Note
Access to this page requires authorization. You can try signing in or changing directories.
Access to this page requires authorization. You can try changing directories.
This document provides guidance on best practices with the Azure Health Data Services FHIR® service. You'll find practices you should Do, Consider, or Avoid to better the performance of your FHIR service.
Note
This document is scoped for Azure Health Data Services FHIR service customers.
Data ingestion
Import operation
Azure FHIR service supports data ingestion through the import operation, which offers two modes: initial mode, and incremental mode. For detailed guidance, refer to the Importing data into the FHIR service documentation.
To achieve optimal performance with the import operation, consider the following best practices.
- Do use large files while ingesting data. The optimal NDJSON file size for import is 50 MB or larger (or 20,000 resources or more, with no upper limit). Combining smaller files into larger ones can enhance performance.

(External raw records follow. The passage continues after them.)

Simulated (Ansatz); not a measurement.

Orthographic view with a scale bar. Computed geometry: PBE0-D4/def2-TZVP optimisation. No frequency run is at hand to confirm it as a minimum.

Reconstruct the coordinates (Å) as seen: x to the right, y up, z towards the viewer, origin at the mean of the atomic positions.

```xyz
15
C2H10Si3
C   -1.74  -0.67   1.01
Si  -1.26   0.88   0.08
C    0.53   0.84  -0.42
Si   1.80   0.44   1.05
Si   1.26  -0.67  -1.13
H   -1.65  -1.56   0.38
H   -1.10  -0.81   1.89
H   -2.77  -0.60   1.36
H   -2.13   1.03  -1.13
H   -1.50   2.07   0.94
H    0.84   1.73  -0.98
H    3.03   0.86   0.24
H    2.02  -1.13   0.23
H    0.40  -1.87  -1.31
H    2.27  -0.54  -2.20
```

- Consider using the import operation over HTTP API requests to ingest the data into FHIR service. The import operation provides a high throughput and is a scalable method for loading data.
- Consider importing all FHIR resource files in a single import operation for optimal performance. Aim for a total file size of 100 GB or more (or 100 million resources, no upper limit) in one operation. Maximizing an import in this way helps reduce the overhead associated with managing multiple import jobs.
- Consider performing import job with the resources mapping to the same resource type for better throughput.
- Consider running multiple concurrent imports only if necessary, but limit parallel import jobs. A single large import is designed to consume all available system resources, and processing throughput doesn't increase with concurrent import jobs.
Bundles
In Azure FHIR service, bundles act as containers for multiple resources. Batch and transaction bundles enable users to submit sets of actions in a single HTTP request or response. Consider the following to achieve higher throughput with bundle ingestion.
- Do generate load on Azure FHIR service in a linear manner and avoid burst operations to prevent performance degradation.
- Do tune the number of concurrent bundle requests to the FHIR server. A high number (>100) may lead to negative scaling and reduced processing throughput.
- DO use separate transaction bundles for FHIR resources that don't depend on each other and can be updated separately.
- Consider using smaller bundle sizes for complex operations such as conditional creates or updates.
- Consider enabling parallel processing for batch and transaction bundles. By default, resources in bundles are processed sequentially. To enhance throughput, you can enable parallel resource processing by adding the HTTP header flag
x-bundle-processing-logic
and setting it toparallel
. For more information, see the batch bundle parallel processing documentation. - Avoid submitting parallel bundle requests that attempt to update the same resources concurrently, which can cause delays in processing.
- Avoid submitting a large number of bundles with a single PUT or POST request can lead to transaction bottlenecks.
Note
Parallel bundle processing using the x-bundle-processing-logic
flags can enhance throughput when there isn't an implicit dependency on the order of resources within an HTTP operation.
Search parameter index tuning
Azure FHIR service is provisioned with predefined search parameters per resource. Search parameters are indexed for ease of use and efficient searching. Indexes are updated for every write on the FHIR service. Selectable search parameters allow you to enable or disable built-in search parameter indexes. This functionality helps you optimize storage use and performance by only enabling necessary search parameters. Focusing on relevant search parameters helps minimize the volume of data retrieved during ingestion.
Consider disabling search indexes that your organization doesn't use to optimize performance.
Query performance optimization
After data ingestion, optimizing query performance is crucial. To ensure optimal performance:
- Do generate load on Azure FHIR service in a linear manner and, avoid burst operations to prevent performance degradation.
- Consider using the most selective search parameters (for instance,
identifier
) over parameters with low cardinality to optimize index usage. - Consider performing deterministic searches using logical identifiers. FHIR service provides two ways to identify a resource: logical identifiers and business identifiers.
Logical Identifiers are considered "deterministic" because FHIR operations performed with them are predictable. Business Identifiers are considered "conditional" because their operations have different behavior depending on the state of the system. We recommend deterministic operations using logical identifiers. - Consider using the
PUT
HTTP verb instead of POST where applicable.PUT
requests can help maintain data integrity and optimize resource management.POST
requests can lead to duplication of resources, poor data quality, and increase FHIR data size unnecessarily. - Avoid the use of
_revinclude
in search queries, as they can result in unbounded result sets and higher latencies. - Avoid using complex searches (for example:
_has
, or chained search parameters), as they impact query performance.
Data extraction
For data extraction, use the bulk $export
operation as specified in the HL7 FHIR Build Data Access specification.
- Do use larger data blocks for system level exports when not using filters to maximize throughput. Azure FHIR service automatically splits them into parallel jobs.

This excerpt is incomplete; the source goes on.